Progressive Distributor
Strategies for buying and selling a business

Use caution before jumping on the mergers and acquisition bandwagon.

by Richard Vurva

In nearly 80 percent of all cases in which a buyer and a seller of two companies sign a letter of intent to merge their businesses, the deal never closes. The reason, according to Bart Basi of the Center for Financial, Legal & Tax Planning, is because information uncovered during the due diligence process caused either the buyer or the seller to walk away from the deal.

Thats why Basi considers conducting proper due diligence one of seven steps necessary to successfully complete any merger or acquisition.

Basi will explain the seven steps during his presentation, Strategies for Buying & Selling a Business at the ASMMA/I.D.A. spring convention on May 7, 2000 in Dallas. This article looks briefly at a few of the steps Basi will cover in his presentation.

Conducting due diligence
The due diligence process is important to both buyers and sellers.

Buyers use due diligence for two reasons, Basi says. First, to verify the accuracy of the information the seller has told them, and second, in an attempt to adjust the purchase price.

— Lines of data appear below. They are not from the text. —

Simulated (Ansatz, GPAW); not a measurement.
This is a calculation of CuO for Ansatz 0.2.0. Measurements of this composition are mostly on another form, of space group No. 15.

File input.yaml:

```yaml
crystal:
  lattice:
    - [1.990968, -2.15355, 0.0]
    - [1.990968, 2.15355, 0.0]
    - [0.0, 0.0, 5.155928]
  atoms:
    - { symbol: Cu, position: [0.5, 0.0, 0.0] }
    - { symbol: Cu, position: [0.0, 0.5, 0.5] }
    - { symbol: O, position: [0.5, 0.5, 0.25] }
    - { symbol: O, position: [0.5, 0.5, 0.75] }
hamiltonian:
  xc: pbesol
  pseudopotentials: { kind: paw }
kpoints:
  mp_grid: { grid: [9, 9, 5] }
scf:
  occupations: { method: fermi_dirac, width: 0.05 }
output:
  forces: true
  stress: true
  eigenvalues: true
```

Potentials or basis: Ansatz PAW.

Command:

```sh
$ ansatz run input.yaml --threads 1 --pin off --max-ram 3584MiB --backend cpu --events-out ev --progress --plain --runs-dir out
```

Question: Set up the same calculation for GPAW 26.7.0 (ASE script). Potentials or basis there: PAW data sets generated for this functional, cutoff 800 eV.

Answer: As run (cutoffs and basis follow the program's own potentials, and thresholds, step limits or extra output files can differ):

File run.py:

Due diligence is just as important to the seller of a business. Its during this phase where the seller opens his financial records for the buyer to examine, bares all of the details (both good and bad) about his company and provides details concerning the companys future growth strategies.

When sellers are well-prepared and go into the due diligence process with the proper attitude, it can make the process of selling a business go that much more smoothly, Basi says.

The presentation package
Another critical step toward a successful merger is for the seller to prepare a detailed presentation package that explains the company to potential buyers.

Its critical that sellers help the buyers understand what is being bought, Basi says. Theyre buying people, theyre buying products, theyre buying a market territory.

Distributors that are seriously considering selling their business would be wise to develop a comprehensive presentation package, and may want to contract with a broker or other firm that specializes in mergers and acquisitions to develop a package for them.

Basi says presentation packages should include the following five items:

1) A brief history of the company that explains the major aspects of the business, its overall size and ownership interests.

In this section of the presentation package, sellers should offer a precise explanation of how the business arrived at its present market position.

2) An explanation of the companys organizational and operating structure.

Buyers want to know how a company operates, who reports to whom, and what people or departments are responsible for various activities. If the organization is set up in a way that cant easily be explained to a potential buyer, fix the structure before putting the company up for sale.

3) An analysis of the overall market position of the company.

A companys market position is one of the primary reasons why a buyer may be interested in acquiring a business. A strong market position enhances the dollar amount that a potential purchaser will pay for an ongoing business.

4) A breakdown of the companys finances.

The financial aspects of many businesses can hurt as much as help in establishing a selling price. For example, a primary objective of many closely held corporations is to keep profits as low as possible to avoid taxes and enhance cash flow. And, in many closely held private companies, personal expenses and other perks taken by current owners may not be allowed if an outsider owned the company. Knowing this information should cause the present owner to refrain from adding personal expenses to the companys financial explanation provided to a prospective buyer. No purchaser will buy a company that cant return a satisfactory profit.

5) An explanation of the key personnel, background information and specific duties of company employees.

Owners of businesses sometimes forget they have qualified people who perform valuable services for their company. Reviewing key personnel may identify individuals most responsible for the companys success and could reveal any weaknesses that exist. A prospective purchaser also wants to know if key people on staff will stay with the company after it is sold.

Proceed with caution
In a society where mergers and acquisitions are becoming more and more fashionable, it is imperative to stay realistic about the success of a merger, Basi says.

While the urge to merge is strong, company owners should seek the best advice they can find.

Dont go into a merger just for the sake of change or just to give people something to talk about, he says. Have your company valued before the merger, compare the pros and cons of merging and, most important of all, forecast the cash flow of the combined operations.

Bart Basi of the Center for Financial, Legal & Tax Planning can be reached at , or .

This article originally appeared in the April '00 ASMMA/I.D.A. Spring convention issue of Progressive Distributor. Copyright 2000.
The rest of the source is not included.